According to CBS News Reporter Katherine Arms in Hong Kong, China earlier this week successfully launched the Shenzhou IV, the country's fourth and most-sophisticated unmanned capsule.

The director of Shanghai's aerospace bureau, Yuan Jie, said preparations for the manned flight have entered the assembly and testing phase.

"China's Shenzhou V will send a person into space in the latter half of this year," the China News Service, the official government agency, said in a brief dispatch on its Web site. That suggested that the next Shenzhou launch would be the manned flight.

Yuan wasn't available for comment, but an official in his Shanghai office confirmed the report.

"Shenzhou V will be manned," said the official, who was reached by telephone and wouldn't give his name. He said Yuan told Chinese reporters the flight would be a "breakthrough in China's manned aerospace history."

When the manned capsule is launched, China will be the third country in the world to have sent a human into space, following the United States and the former Soviet Union. Astronauts from other nations have been in space, though only by collaborating with either Washington or Moscow.

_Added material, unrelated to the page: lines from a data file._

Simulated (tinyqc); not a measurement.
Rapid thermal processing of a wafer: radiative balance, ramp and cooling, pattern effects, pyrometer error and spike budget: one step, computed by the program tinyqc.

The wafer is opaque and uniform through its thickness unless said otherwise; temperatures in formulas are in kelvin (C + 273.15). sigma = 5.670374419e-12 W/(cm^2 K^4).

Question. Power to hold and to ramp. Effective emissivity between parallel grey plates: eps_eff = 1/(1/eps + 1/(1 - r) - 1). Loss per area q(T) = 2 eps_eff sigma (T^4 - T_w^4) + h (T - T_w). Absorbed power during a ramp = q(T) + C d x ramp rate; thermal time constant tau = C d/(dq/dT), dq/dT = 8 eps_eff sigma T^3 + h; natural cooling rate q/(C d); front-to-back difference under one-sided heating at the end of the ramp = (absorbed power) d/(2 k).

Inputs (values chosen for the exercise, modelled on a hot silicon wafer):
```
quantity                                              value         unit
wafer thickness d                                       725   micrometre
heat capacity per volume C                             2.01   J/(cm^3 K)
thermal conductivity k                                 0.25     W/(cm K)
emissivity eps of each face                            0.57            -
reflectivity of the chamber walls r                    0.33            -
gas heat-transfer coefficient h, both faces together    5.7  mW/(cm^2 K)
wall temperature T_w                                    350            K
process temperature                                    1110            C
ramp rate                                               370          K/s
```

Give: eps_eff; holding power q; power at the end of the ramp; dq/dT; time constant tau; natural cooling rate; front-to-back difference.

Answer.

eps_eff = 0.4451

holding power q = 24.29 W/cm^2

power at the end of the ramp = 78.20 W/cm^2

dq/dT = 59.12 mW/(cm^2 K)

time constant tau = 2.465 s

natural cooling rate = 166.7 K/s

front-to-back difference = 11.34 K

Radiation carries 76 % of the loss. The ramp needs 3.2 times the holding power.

The current Shenzhou craft, the Shenzhou IV, was orbiting the Earth on Thursday, three days into what is expected to be a seven-day mission. Chinese officials who supervised the launch have been talking for days of an imminent manned space flight by China.

Earlier this week, President Jiang Zemin called for the continuing development of China's space program, saying the latest launch was a "great victory" and implying that manned flights weren't far off.

Jiang encouraged all involved to "redouble their efforts and work in a pioneering spirit to make more contributions to the peaceful development of the outer space," Xinhua said.

His comments reflected the government's enthusiasm about its space program, which it has cast as a symbol of national pride much as the United States did with NASA's Apollo launches during the "space race" of the 1960s against the Soviet Union.

Zhang Qingwei, president of the state-run China Aerospace Science and Technology Corp., which manufactured the capsule, was quoted as saying earlier this week that a manned flight was "just around the corner" if no problems were reported during the current Shenzhou flight.

The Shenzhou IV, which blasted off before dawn Monday from a rocket base in the Gobi desert, carried all the equipment for manned flight, the government has said. It says the mission will test life-support and other systems with an eye toward manned missions.

Its flight was the fourth for a Shenzhou capsule — whose name means "Sacred Vessel" — and the second in less than 10 months.

Astronauts picked from the ranks of fighter pilots in China's air force have been training for several years to make the first flights into space.